The 25 must-watch movies of fall 2025

30 August 20258 Mins Read

Remember back in spring 2024, when we learned that major movie studios were shifting a lot of their would-be blockbuster releases to 2025, because financial projections said this would be the year theatrical releases really took off again? Well, we made it to 2025, and now we’re seeing what the studios have been holding onto.

But while the movie-watching team at Polygon is intrigued at the thought of a new Wicked movie, a new Predator movie, and a new Zootopia movie, the real appeal of this fall is all the promising non-franchise, non-sequel movies coming up. That includes a duet of Stephen King adaptations (The Long Walk and The Running Man), a batch of new original horror movies, and Aziz Ansari’s infinitely odd-looking fantasy-comedy genre experiment Good Fortune, starring Keanu Reeves as a kinda sloppy angel.

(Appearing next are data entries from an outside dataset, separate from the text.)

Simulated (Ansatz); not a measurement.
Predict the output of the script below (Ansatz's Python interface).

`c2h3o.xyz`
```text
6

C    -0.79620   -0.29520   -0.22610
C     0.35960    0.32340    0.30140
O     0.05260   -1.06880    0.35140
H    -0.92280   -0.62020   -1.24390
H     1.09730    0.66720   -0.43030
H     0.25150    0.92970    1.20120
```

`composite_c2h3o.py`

The studios promised us a really big blockbuster year in 2025, but we’re perfectly happy just to get a really weird year, full of unpredictable, idiosyncratic stories. From the brand extensions to the book adaptations to the, um, live-action spin on a 20-year-old anime series from always-unpredictable director Yorgos Lanthimos, here are the movies we’re most looking forward to between Sept. 1 and Nov. 30.

The Conjuring: Last Rites (Sept. 5)

When James Wan’s haunted-house movie The Conjuring hit big with audiences in 2013, the folks at The Safran Company immediately knew they had a franchise on their hands: “the real-life supernatural investigations of Ed and Lorraine Warren” spawned two sequels and multiple subseries, with three movies centering on haunted doll Annabelle, and two centering on the Demon Nun from The Conjuring 2.

This fourth Conjuring movie — directed by Michael Chaves, who took over from Wan for 2021’s The Conjuring: The Devil Made Me Do It — brings back Vera Farmiga and Patrick Wilson as the Warrens, married supernatural investigators trying to help the victims of hauntings and possessions. This installment was inspired by the Smurls, a Pennsylviania family who claimed to have been physically and sexually assaulted by a demonic presence from the mid-’70s to the mid-’80s. The movie’s official description bills this as “one last case” for the Warrens, but expect more spin-offs anyway if this one scares up a decent box-office response. —Tasha Robinson

The Legend of Hei 2 (Sept. 5)

China’s utterly charming 2019 animated feature film The Legend of Hei is technically a prequel to MTJJ’s popular webtoon and comics series about shapeshifting cat-spirit Luo Xiaohei. But it tells what feels like a complete story: Hei is a child-spirit with little exposure to the world, until humans destroy his forest home. Seeking food and shelter, he inadvertently becomes a focal point in a war between spirit factions with very different ideas about how to respond to humanity’s rapid industrialization and destruction of the world’s wild, green spaces.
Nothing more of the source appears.